"So, affectionately longing for you, we were well pleased to impart to you not only the gospel of God, but also our own lives, because you had become dear to us." - 1 Thessalonians 2:8
I read this in my devotions this morning, and it really didn't mean much to me until Joel, the director of School of Promise, read Romans 12:1 to the staff this morning. Yeah, we know it, we've heard it, but sometimes it takes action to understand it. So we offer our bodies as living sacrifices... and suddenly that took on a new meaning and my mind flashed back to my devotions, that we impart our lives. I had been feeling down, thinking that I should be having opportunity to directly share the gospel, but where was the opportunity? In these verses God opened my eyes to see that in little acts of service to others I also serve Him.

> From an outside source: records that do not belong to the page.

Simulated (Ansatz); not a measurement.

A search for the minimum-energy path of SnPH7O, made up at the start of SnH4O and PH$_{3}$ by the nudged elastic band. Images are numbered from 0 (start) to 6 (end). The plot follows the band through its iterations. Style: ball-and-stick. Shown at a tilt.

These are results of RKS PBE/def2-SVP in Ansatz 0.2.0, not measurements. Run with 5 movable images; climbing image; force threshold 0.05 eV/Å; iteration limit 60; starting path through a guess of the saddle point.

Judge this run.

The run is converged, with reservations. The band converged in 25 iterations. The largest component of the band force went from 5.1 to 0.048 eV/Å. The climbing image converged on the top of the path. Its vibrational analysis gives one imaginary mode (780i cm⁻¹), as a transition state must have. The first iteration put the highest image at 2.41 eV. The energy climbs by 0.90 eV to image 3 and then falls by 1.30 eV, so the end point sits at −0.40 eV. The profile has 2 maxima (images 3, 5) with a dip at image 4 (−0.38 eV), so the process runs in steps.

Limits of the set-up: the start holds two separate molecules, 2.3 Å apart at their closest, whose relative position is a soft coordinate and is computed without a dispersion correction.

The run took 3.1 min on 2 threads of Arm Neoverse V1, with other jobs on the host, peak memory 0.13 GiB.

Then, when I needed to sort through papers for the school almost all day today, I wouldn't let my mind think about how the task seemed menial, but rather glorified God in considering that it was a service in which I was offering myself too.
This may seem like a trivial lesson, because as Christians it really is no secret that we should be helping, or serving or seeking ways to give to others, but it becomes more than something we should do, and rather something that is part of sharing the gospel, "... not only the gospel of God, but also our own lives..." that if we love with a love where we want to see lives changed, people saved, this involves also us giving our time to service them - this is our "reasonable service" because we have already been saved, and should desire to impart that blessing to others.
Still, as I was working, I felt sad. It may have been a type of homesickness, but I think it was more of a desire to have someone to really talk with, past the routine "hello"s and "how are you"s. I didn't realize this at first, but rather was first moping in a desire for a husband, which is something that I really don't do. It's true that I do want to be married, someday if it is the will of God, but I usually don't dwell on that. Yet with so many missionaries I've met here thus far who are married, I think it was brought to the forefront of my mind. I started praying, asking why I was thinking so much on that and began to realize it was actually community I wanted - fellowship, and someone to converse with meaningfully. So I asked God for someone I could talk with, expecting I'd meet some new young girl...
First, I felt an overwhelming amount of peace as I continued my work, and I wasn't overwhelmed with the thoughts of sadness that I had previously been feeling. Then, Vivian (the older woman that had "assigned" me the work I was doing) and her husband Neil and I began to talk. I heard about different things from their home country Australia, and heard about their family. Vivian told me of how much she loves working for the school and showed me in the way she spoke, how much she wanted to see its success in reaching the students - she very much wants a pre-school to start so the children aren't exposed to the Buddhist teachings in the general pre-schools. The Lord had sparked a conversation where there previously was none, thus wiping away my grief. He never ceases to amaze me - why do I ever doubt His goodness? Now I must trust that He will lead me to understand why He brought me here this summer, even if for these mini lessons He has been teaching me.
As an update, today was swim club after school, and the students were all bussed to "The River," a hotel/mission complex for people to stay (I believe I'll end up staying there at one point), where there is a pool. Today the students were tested for where they should be, as in swimming levels, and next week will start the lessons. Tomorrow I'm to be working at Connie's Home, an orphanage for babies. I don't really know a lot about it quite yet but I'll keep you posted. I'm really not a baby person. I don't mind holding them for short amounts of time and I love looking at them and marveling at God's creation, but for long periods of time I'm not sure how I'll do, so this will be an adventure!
With that I feel I must ask for prayer in dealing with the babies. Please also pray that the landowners of the School of Promise will be willing to give more land for room for a preschool (I can say more about that at a different time), and pray that we may see ways to service the kingdom and take them!